Avoiding, or at least limiting the damage from, geomagnetic storms is one of the most compelling arguments for why we should pay attention to space. Strong solar storms can have an impact on everything from air traffic to farming, and we ignore them at our own peril and cost. Despite that threat, the tools that we have applied to tracking and analyzing them have been relatively primitive. Both simulations and the physical hardware devoted to it require an upgrade if we are to accurately assess the threat a solar storm poses. As a first step, a new paper from a group led by researchers at the University of Michigan created a much more detailed simulation that shows how important it is that we also have the appropriate sensing hardware in place to detect these storms as they happen.

The paper, which was published in The Astrophysical Journal, simulates Coronal Mass Ejections (CMEs) in much greater detail. It has been known for a long time that CMEs have a massive impact on "space weather". But the CMEs themselves are massive, and simulations that try to understand them have focused on them as monoliths, with similar magnetic stresses throughout their multiple million miles of material.

That monolithic structure flies in the face of data we have collected on CMEs themselves, which show them to be much more complex than their simulations. Trying to figure out how that complexity arises has been one of the central focuses of CME research in recent years. The researchers think their simulation shows how - using another solar structure known as a Corotating Interaction Region (CIR). 

CIRs form when a fast stream of solar wind hits a slower stream that had been released earlier. Many times faster streams leave the Sun through what are known as "coronal holes", where magnetic field lines allow faster streams to pass through unimpeded. The brighter parts of the Sun emit the slower streams of solar wind. Where they collide, the plasma and magnetic fields both streams are made up of are compressed into a CIR. Typically this interaction happens even farther out that Earth's orbit, but the structures of CIRs are relatively permanent, and absolutely huge. They also co-rotate with the streams that created them, which were originally co-rotating with the Sun itself - hence the name "Corotating".

CME's often his CIRs as they are on their way away from the Sun, and that is where they start to break down into more complex structures. The simulation described in the paper breaks it down into four distinct steps.

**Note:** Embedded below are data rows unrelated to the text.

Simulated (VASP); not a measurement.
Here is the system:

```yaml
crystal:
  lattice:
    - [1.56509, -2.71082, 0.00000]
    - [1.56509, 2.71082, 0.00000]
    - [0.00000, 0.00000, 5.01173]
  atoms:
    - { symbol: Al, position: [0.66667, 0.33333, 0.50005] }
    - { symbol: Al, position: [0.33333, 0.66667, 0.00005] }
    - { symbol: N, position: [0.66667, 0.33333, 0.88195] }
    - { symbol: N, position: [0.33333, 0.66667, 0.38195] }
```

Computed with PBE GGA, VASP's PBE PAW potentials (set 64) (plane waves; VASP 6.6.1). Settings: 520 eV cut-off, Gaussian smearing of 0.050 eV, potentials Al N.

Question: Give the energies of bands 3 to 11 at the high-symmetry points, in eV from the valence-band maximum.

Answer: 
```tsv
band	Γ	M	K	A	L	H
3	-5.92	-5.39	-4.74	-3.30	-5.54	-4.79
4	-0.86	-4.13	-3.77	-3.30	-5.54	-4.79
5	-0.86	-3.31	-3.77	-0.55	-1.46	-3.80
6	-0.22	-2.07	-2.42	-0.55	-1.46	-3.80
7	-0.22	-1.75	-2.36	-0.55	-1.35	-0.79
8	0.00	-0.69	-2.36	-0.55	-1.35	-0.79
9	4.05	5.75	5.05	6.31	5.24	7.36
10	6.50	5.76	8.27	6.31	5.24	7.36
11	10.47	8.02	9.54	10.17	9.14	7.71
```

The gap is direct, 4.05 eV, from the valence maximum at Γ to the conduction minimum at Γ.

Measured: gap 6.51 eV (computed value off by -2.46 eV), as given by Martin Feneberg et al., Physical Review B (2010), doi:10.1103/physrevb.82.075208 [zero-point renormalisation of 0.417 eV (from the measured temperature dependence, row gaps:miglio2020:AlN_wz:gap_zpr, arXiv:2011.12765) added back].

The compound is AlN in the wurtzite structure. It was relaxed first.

First, the CME erupts from the Sun and runs directly into a CIR ahead on its path. Since the CIR is much slower and denser than the material in the CME, the leading edge of the CME starts to form a "cusp", like water would if it was slowly running into a barrier of mud. 

Fraser discusses how bad solar storms can get.

But since this is plasma rather than water, the next step is that the cusp gets compressed by the material coming up behind it, eventually being constricted to a point where it creates a "neck". The leading part of the CME is then magnetically isolated from the rest of the material coming up behind it, creating what is known as a "bifurcating current sheet", where the magnetic field of the plasma changes abrupting, and thereby storing a larger amount of electromagnetic energy.

Magnetic fields don't like to hold a lot of energy when there is a lower energy, more stable state to be had. So eventually, during the third step of the simulation, the magnetic fields in the current sheet "break" and then rearrange into a more stable configuration, releasing the energy stored up in the current sheet. At the same time they create smaller structures called "flux ropes", which is one of the primary components of the more complex CME models seen in observational data.

In the fourth step, these newly born "flux ropes" are caught between the shock waves created by the magnetic reconnection, allowing them to maintain a level of stability as they continue to travel on towards the Earth. Other complex interactions take place on this scale, but the flux ropes, which themselves can still be millions of miles long, are the main component of the more "complex" version of a CME that is more useful for space weather prediction.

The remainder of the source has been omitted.